The merchants along Monterey Road in downtown Morgan Hill are emotional and irate and rightly so. The organizers of the city’s Mushroom Mardi Gras festival are going to kill their business during the first night of the busiest three-day summer weekend.
Businesses like Poppy’s Fish, Poultry & More and the Theater Shop, to name a few, are going to suffer as access will be cut off
at 4 pm Friday evening, the night before the two-day celebration because of a kick-off street dance at Monterey Road and West Third Street. The merchants feel the event is being used to give event planners extra time to set up their booths making it convenient for them but inconvenient for merchants.
Third East Street will be shut down and taken over with outhouses. Poppy’s will lose money. Customers will be unhappy. They will have zero access to the store short of parking on Depot Street and walking to the end of the block to enter the store. Not only will some merchants lose money, many will be forced to hire extra security personnel to keep the rowdy crowds under control, particularly to keep drinkers off their properties as many don’t have liquor licenses and are worried about liability issues.
It makes no sense for the organizers to do this. It’s an affront to the merchants who need the Friday evening business – the most profitable – it’s downright absurd to close the main artery so early, from Main to Dunne avenues.
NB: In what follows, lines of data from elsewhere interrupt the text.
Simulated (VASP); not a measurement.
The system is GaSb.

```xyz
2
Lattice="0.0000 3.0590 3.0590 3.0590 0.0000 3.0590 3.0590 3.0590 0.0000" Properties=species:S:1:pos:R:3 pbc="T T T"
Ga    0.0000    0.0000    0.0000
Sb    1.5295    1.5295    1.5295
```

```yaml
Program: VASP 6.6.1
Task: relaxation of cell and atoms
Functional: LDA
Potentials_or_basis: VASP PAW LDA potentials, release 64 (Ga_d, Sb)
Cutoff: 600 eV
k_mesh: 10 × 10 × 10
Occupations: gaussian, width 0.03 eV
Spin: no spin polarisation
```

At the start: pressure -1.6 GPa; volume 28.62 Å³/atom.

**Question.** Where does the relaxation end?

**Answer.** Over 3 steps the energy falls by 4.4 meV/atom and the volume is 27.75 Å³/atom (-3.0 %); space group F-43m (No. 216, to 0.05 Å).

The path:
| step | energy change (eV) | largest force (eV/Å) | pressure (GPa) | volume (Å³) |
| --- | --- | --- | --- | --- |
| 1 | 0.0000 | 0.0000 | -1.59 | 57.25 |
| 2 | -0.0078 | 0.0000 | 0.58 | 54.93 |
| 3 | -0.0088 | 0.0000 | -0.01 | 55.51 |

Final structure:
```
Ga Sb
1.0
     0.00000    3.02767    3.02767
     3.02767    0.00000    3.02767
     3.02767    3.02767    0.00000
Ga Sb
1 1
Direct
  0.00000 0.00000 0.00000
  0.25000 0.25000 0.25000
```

The mindboggling dilemma in this whole controversy is that it could have been avoided. The organizers could have closed at 9pm, as prescribed in last year’s guidelines adopted by the city council. The policy clearly states that street closures the day before an event should not occur before 9pm, but because the dance is set to begin at 7pm, organizers have gotten away with closing three hours before the start time, a loophole in the policy.
Business owners have been organizing themselves but their voices have not been heard. Many have signed a petition stating they’re adamantly opposed to closing the six-block stretch before 9pm.
Last year, the festival shut down Monterey Road at 7pm, even though organizers wanted to close at 2pm. Merchants were expecting better treatment this year. They didn’t get it.
While we admire the goals of the nonprofit organization that puts together the festival – giving proceeds to scholarships and helping to support nonprofit groups – we don’t think it’s wise to work against the merchants who daily work their businesses to make a profit and who consider the Friday night crowds their bread and butter.
Some local businesses are also complaining about not being allowed to set up booths along the street. Even more disturbing is that event planners are bringing in competing enterprises into town because they’re considered a draw at the expense of smaller similar local businesses.
As the city’s policy states, quality-run events should help solidify downtown as the heart of the community and are generally supported by the fixed businesses and residents in the heart of Morgan Hill as long as they don’t impose unnecessary hardships.